Books: Shakespeare's Secret
>> Friday, December 30, 2005
I took two books with me on our recent trip to visit Wendi's parents in North Carolina: the previously chronicled A Northern Light, which I was perhaps three-fourths of the way through when we left, and Elise Broach's Shakespeare's Secret, which I've been meaning to read nigh onto forever. I had no chance to read at the in-laws', so it was with great pleasure that I settled in on the last night of our trip - a brief stopover in Asheville, one of our favorite vacation haunts - to dip into my books. I polished off A Northern Light and decided I'd get a head start on Shakespeare.
I ended up reading the entire book right there.
Shakespeare's Secret is a brisk, middle-grade mystery with a simple premise: a sixth-grade girl learns that the house her family has just moved into may be hiding a million-dollar diamond. That idea alone is worthy of a good kid lit mystery, but the diamond didn't belong to just anybody - it was a de Vere family heirloom - as in Edward de Vere, the man some scholars believe may be the real author behind the works commonly attributed to William Shakespeare.
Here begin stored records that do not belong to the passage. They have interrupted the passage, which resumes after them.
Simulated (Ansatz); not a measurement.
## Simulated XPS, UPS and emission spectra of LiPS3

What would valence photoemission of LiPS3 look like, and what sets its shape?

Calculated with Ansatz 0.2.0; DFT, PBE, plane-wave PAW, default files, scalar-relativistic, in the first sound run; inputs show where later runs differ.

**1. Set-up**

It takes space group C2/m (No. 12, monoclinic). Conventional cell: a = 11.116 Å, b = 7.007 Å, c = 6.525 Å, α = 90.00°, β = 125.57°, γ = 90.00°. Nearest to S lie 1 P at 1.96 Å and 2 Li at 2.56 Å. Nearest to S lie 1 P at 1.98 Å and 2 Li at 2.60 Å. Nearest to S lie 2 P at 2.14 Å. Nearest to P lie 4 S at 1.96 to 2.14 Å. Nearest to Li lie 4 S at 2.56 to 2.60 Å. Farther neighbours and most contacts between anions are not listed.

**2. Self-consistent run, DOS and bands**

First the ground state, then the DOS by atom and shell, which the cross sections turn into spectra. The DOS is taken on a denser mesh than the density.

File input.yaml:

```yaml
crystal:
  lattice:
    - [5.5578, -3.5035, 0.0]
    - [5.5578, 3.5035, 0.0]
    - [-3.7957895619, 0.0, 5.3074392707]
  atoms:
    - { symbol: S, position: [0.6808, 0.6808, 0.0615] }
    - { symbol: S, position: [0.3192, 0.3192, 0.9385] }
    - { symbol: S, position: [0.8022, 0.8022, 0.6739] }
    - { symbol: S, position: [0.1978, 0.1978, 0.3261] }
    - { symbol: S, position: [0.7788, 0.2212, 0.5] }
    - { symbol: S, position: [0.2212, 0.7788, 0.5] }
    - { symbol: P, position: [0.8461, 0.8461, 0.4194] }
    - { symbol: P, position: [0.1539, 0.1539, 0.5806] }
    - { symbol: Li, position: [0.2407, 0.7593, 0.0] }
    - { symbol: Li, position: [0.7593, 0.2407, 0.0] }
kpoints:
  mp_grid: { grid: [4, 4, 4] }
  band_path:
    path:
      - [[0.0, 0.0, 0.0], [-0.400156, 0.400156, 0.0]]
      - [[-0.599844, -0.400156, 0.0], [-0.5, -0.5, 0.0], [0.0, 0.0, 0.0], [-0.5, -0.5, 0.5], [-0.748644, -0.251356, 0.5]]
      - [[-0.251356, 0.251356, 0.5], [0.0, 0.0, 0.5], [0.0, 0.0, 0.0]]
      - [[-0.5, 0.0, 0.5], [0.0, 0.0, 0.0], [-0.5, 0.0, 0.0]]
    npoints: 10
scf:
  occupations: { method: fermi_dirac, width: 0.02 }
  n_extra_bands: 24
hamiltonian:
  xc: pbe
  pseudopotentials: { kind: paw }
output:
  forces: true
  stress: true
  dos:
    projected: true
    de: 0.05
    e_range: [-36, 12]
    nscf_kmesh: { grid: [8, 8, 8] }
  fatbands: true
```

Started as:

The Shakespearean mystery is unimportant to the discovery of the diamond, making it feel a bit of a separate academic pursuit. Regardless, it was this part of the mystery that I thought was the strongest and most interesting, and it's a fabulous introduction to a few interesting characters from Elizabethan England. My biggest problem with the story was that none of the characters really had anything at stake; if the diamond went unfound, none of their lives would really be all that different.
Still, it's extraordinarily rare that I read a book in one sitting, which speaks well of Broach's fluid, easy style and swift, action-filled story. This book is often compared favorably to Chasing Vermeer. (It doesn't hurt that both have fabulous covers by Brett Helquist.) Frankly, I found Shakespeare's Secret to be superior.